This article covers how we use Amazon SageMaker to train a model that predicts COBOL job failures based on input metadata and content characteristics. You’ll see how we take the structured error data from Article 4, create features, train a model using XGBoost, host it with a live endpoint, and wire it into our processing pipeline for real-time inference.
The Prediction Problem
The goal is to predict whether a COBOL job will fail, before running it, using data available at ingest time. Features include:
- Filename (which may encode customer, date, region, etc.)
- File size (bytes)
- Record count
- Presence of null fields or format anomalies
- Job type or business logic variant
We label previous failed jobs with isFailure = True
and successful jobs with isFailure = False
. The model learns correlations between input patterns and known failures.
Building the Training Dataset
We merge two CSVs:
- One from failed COBOL jobs (
errors_flat.csv
) - One from successful jobs (
success_flat.csv
)
A preprocessing script ensures both datasets are aligned, normalized, and balanced.
import pandas as pd
errors = pd.read_csv('errors_flat.csv')
success = pd.read_csv('success_flat.csv')
df = pd.concat([errors, success], ignore_index=True)
df['fileSize'] = df['rawRecord'].apply(lambda x: len(str(x).encode('utf-8')))
df['fileExtension'] = df['inputFile'].apply(lambda x: x.split('.')[-1])
df = pd.get_dummies(df, columns=['errorType', 'fileExtension'])
df = df[['fileSize', 'isFailure'] + [col for col in df.columns if col.startswith('errorType_') or col.startswith('fileExtension_')]]
df.to_csv('ml_input.csv', index=False)
Training the Model in SageMaker
We use SageMaker’s built-in XGBoost container for binary classification. The training script is handled via a SageMaker training job or a SageMaker Studio notebook.
from sagemaker.inputs import TrainingInput
container = sagemaker.image_uris.retrieve("xgboost", session.boto_region_name, "1.3-1")

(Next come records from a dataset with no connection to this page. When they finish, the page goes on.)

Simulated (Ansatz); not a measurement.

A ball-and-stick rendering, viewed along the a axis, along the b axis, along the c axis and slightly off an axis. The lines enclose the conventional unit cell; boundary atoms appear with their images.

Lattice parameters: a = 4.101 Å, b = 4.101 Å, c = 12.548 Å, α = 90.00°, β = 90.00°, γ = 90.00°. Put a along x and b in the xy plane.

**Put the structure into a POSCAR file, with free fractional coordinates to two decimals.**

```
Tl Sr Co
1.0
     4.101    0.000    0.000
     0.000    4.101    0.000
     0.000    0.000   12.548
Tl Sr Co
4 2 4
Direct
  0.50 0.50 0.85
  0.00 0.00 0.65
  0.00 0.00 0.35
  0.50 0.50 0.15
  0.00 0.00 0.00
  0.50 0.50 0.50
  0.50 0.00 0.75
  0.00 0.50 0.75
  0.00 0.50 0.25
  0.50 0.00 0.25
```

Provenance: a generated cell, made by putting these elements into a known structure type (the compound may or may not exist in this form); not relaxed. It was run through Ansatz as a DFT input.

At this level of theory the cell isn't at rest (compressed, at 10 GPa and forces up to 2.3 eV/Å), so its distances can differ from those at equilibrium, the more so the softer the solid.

xgb_estimator = sagemaker.estimator.Estimator(
image_uri=container,
role=role,
instance_count=1,
instance_type="ml.p3.2xlarge",
output_path=f's3://{bucket}/{prefix}/output',
sagemaker_session=session
)
xgb_estimator.set_hyperparameters(
objective="binary:logistic",
num_round=100,
max_depth=5,
eta=0.2,
subsample=0.8,
colsample_bytree=0.8
)
xgb_estimator.fit({
"train": TrainingInput(train_s3_path, content_type="csv"),
"validation": TrainingInput(test_s3_path, content_type="csv")
})
This trains a binary classifier that predicts failure probability (0.0 to 1.0) given new job metadata.
Hosting the Inference Endpoint
Once the model is trained and stored in S3, we deploy it to a real-time SageMaker endpoint:
from sagemaker.serializers import CSVSerializer
from sagemaker.deserializers import JSONDeserializer
predictor = xgb_estimator.deploy(initial_instance_count=1, instance_type="ml.p3.2xlarge")
predictor.serializer = CSVSerializer()
predictor.deserializer = JSONDeserializer()
sample = X_test.head(1).to_csv(header=False, index=False).strip()
print("Sample row:", sample)
print("Prediction:", predictor.predict(sample))
Now we can send job metadata in real-time and receive a prediction before running the COBOL job.
Integrating Inference into the Pipeline
Before a COBOL job runs, the ingestion service sends a prediction request to the SageMaker endpoint. If the prediction is above a threshold (say 0.8), we mark the job as "high risk" and route it to a validation or quarantine path.
import boto3
import json
runtime = boto3.client('sagemaker-runtime')
def get_failure_score(fileSize, ext_onehot, error_type_onehot):
payload = f"{fileSize}," + ",".join(map(str, ext_onehot + error_type_onehot))
response = runtime.invoke_endpoint(
EndpointName='cobol-failure-predictor',
ContentType='text/csv',
Body=payload
)
score = float(response['Body'].read().decode())
return score
This gives us predictive observability—no more surprises when a job fails after burning through hours of runtime.
Model Monitoring and Retraining
We use SageMaker Model Monitor to detect drift in prediction distributions. As more jobs are processed, both successful and failed, we continuously push new records to the training bucket and retrain the model weekly via a scheduled SageMaker pipeline or Lambda-triggered training job.
The retraining process includes:
- Collect new
.json
logs from S3 - Run the same flatten + preprocess script
- Update the dataset
- Launch a training job with versioned output
- Replace the endpoint via blue/green deployment
Conclusion
Machine learning isn’t just for flashy new systems—it can massively improve how legacy pipelines operate. By training and hosting a binary classifier in SageMaker, we’ve added a predictive safety net to our COBOL workflows. With every job that fails or succeeds, the model gets smarter, reducing wasted compute and catching bad inputs early.
This is the kind of hybrid future that actually works: COBOL + Kubernetes + JSON + SageMaker, working in concert. And it all starts with clean training data and good feature engineering.